6. Preparation of Signatory Circulars for Joint Stock Companies

      After your application is ratified by Chamber of Trade, your company acquires a legal entity status and deemed to be established in offical terms. By means of company documents presented by Chamber of Trade, signatory circulars can be issued under the company title for authorized person(s). 

 

 

7. Submission of Business Commencement Declaration To Tax Office and Registration Transactions 

      After having the company registered by Chamber of Trade, documents listed below shall be submitted to respective Tax Office. 
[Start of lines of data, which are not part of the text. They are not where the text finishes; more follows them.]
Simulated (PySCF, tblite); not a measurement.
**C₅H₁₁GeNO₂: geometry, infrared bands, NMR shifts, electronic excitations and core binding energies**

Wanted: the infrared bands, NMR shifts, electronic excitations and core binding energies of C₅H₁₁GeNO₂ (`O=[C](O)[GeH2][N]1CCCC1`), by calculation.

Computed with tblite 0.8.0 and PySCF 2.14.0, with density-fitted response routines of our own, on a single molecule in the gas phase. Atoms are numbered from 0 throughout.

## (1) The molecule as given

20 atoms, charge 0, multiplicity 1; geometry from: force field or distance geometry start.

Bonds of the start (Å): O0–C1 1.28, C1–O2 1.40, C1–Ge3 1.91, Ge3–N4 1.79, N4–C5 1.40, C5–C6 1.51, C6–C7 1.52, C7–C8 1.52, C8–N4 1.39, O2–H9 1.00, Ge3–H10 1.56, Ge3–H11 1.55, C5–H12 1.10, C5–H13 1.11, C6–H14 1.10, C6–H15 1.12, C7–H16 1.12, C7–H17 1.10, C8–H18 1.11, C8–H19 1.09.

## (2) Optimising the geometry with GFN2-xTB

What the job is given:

      After submission of these documents to tax office, a tax officer will visit the company for control purposes, and issue an inspection report which shall be signed by the company official. 

 

 

8. Procedures Regarding Chamber of Industry and Vocational Chamber

       If joint stock company is established for engaging in industrial activities, then it shall be registered to Chamber of Industry.                                              

  1.   Chamber of Industry Application Form
  2.   Trade Registration Gazette
  3.   Notarized articles of association
  4.  Copies of ID Cards of Company Partners
  5.  Residence certificates of Company Partners 

 

 

ESTABLISHMENT OF LIMITED COMPANY (LİMİTED ŞİRKET) AND ITS REGISTRATION TRANSACTIONS

1. Information and Documentation Required for the Establishment of a Limited (Liability) Company (so-called LIMITED ŞİRKET)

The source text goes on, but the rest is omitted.